Passion Fruit
As many dessert- minded couples are discovering, wedding cakes brightened by touches of fresh fruit make for delightful eating.
When guests at Cara-Lee Williams and William Stephenson’s reception bit into their wedding cake, they got a juicy surprise. The outside of the cake—white fondant decorated with sugared pears and green grapes—matched the wedding’s subtle yellow-and-green color scheme, but the sparkling fruit was only a preview of the flavors within. Ripe kiwis and strawberries had been mixed into the buttercream filling.
“We were having a spring wedding,” says the North Attleboro bride of her May 2005 nuptials at Boston’s Club Longwood, “so we wanted something fresh.” As the Stephensons discovered while planning their reception, along with other dessert-minded couples, wedding cakes can be delightful eating, particularly when brightened by touches of fruit.
Taste the Rainbow
Using fruit in wedding cakes is a beloved tradition. Paula Mizzoni, manager of Mike’s Pastry in the North End, has been fielding orders for cakes with sliced strawberries or peaches layered inside for 30 years. But recently there have been no limits on the variety of fruits, or the ways they are incorporated into the reception’s showpiece. And although demand for wedding cakes that use fruit may be highest in spring and summer, more and more often they are requested year-round.
The reasons are obvious: “[Fruit-laced cakes] are light and they’re luscious,” says Lynn Bruno, head pastry chef for the Vicki Lee Boyajian bakery in Needham.
Bruno’s “Winter White” wedding cake, available year-round despite the name, follows the tradition of using fresh strawberries mixed with pastry and whipped cream to fill white cake. To add a bit more fruit flavor—and flair—the cake is laced with Grand Marnier, an orange-flavored liqueur. The company’s Framboise cake pairs almond flavoring—with almond paste cooked into white cake—with raspberries and raspberry preserves.
Stealing the Show
It’s no accident these cakes are focused on flavor. Local pastry chefs say fruited wedding cakes are a natural outgrowth of the movement toward making the wedding cake the reception’s main dessert.

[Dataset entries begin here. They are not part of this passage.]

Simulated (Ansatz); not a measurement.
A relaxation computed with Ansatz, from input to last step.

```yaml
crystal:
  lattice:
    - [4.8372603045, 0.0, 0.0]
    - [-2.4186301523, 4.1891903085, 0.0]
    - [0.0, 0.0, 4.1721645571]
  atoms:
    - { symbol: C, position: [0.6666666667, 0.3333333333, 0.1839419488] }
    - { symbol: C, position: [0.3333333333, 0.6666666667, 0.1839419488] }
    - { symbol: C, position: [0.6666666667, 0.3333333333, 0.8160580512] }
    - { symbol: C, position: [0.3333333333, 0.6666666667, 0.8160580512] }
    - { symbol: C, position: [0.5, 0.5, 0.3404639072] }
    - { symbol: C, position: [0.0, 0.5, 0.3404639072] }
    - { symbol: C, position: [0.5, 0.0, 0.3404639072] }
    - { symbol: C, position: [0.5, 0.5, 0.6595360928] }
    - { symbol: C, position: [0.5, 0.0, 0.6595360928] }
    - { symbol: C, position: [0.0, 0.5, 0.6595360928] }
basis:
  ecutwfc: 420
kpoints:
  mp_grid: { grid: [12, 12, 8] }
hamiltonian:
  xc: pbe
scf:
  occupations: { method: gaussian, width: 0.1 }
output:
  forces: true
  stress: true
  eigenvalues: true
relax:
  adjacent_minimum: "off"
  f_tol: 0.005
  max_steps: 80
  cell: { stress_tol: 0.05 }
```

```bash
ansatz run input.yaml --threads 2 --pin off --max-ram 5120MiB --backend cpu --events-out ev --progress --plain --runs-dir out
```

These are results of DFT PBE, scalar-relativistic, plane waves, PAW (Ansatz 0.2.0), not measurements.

“I wanted people to look at my cake and say, ‘That looks delicious. I want to eat that.’ Not just, ‘That looks so beautiful,’ ” says Collette Becker, a Haverhill bride. Her reception, at the Pondview Restaurant in Kingston, New Hampshire, featured a cake with a cascade of strawberries. “You think of strawberries and chocolate and it’s romantic,” she says. Inside, between yellow cake and chocolate buttercream, was a layer of raspberry jam. The flavors in the cake, designed by Jeanne Topham, owner of I Dream of Jeanne cakes in Andover, complemented the April affair.
“Today’s brides want berries or strawberries on their cakes, or they want fruit as a filling in the cake, not just as a flavoring for buttercream,” says Topham. “Some brides want to bite into a chunk of fresh fruit.”
Fruit offers a range of flavors and incredible versatility. Ursula Argyropoulos, owner of Ursula Art of the Cake in Jamaica Plain, says her most popular cake has long been “Killer Chocolate.” This unusual cake uses a purée of raspberries mixed into a mild goat cheese to fill the layers of an intense chocolate cake. The entire creation is frosted with raspberry buttercream. “If I talked to people about it, they often would turn their noses up at it,” she says. “But if I got them to try it, then they loved it.”
Argyropoulos also enjoys incorporating exotic fruit into cakes. “I do tend to use a lot of passion fruit,” she says. The baker likes to mix the tropical fruit into her own passion fruit buttercream or, because she makes her own preserves, into a passion fruit jam, which can add a burst of flavor between a cake’s layers.
Ripe for Consideration
Although most produce can be found 12 months out of the year, taste-conscious brides would do best to remember the seasons. “We do offer strawberries year-round,” says Charissa Rudnick, director of operations for Rosie’s Bakery in Brighton. “But we tell people we can’t guarantee how good the strawberries will be in the winter.” When berries are out of season, she might steer brides to cakes that use raspberry preserves or lemon curd.
The appeal of fruited wedding cakes can be visual as well as flavorful. While decorative fruits created out of icing, sugar, or an almond-paste marzipan can lend a fresh look to any cake, real fruit is stepping up to become a showpiece as well. Many bakers prefer to add a bit of gloss to red or black berries or the delicate champagne grapes that often embellish wedding cakes. The two most popular methods, sugaring and glazing, work for a variety of produce, from tiny kumquats to fully ripe pears.
Sugaring involves dipping the fruit into a very thin layer of egg white and then into fine sugar. Once the fruit dries, the sugar crystals give each piece a sparkly, almost iced look. Fruit can be glazed for a more even shine. Glazes are usually straight sugar syrups that are applied by brushing or drizzling, but they can contain a bit of fruit, as with the apricot glaze that Bruno prefers. “It’s not overly sugary,” she says.
How fruits are used as decoration is evolving. Kelly Delaney, owner of Cakes for Occasions in Danvers, sees a movement toward fruit cascades, in which a seeming waterfall of fruit appears to tumble down a cake’s side. For this illusion, she recommends a mix of fruits “so you can fill in the spaces between larger fruits, like strawberries, and you won’t see any icing.” On tiered cakes, a blanket of fruit around each layer can be arranged to create the appearance of space: Is each tier really layered on the one beneath, or on a bed of berries? Only the pastry chef knows for sure.
The decorative—and flavorful—essence of fruit can extend even to plating. Bruno often prepares an extra bowl of berries, which may be macerated in Grand Marnier or in a fruit purée. The caterer can spoon this extra fruit onto the plate as a garnish that adds flavor as well as color. Strawberries dipped in chocolate or white chocolate can dress up each individual serving, providing a sweet treat at the wedding’s end.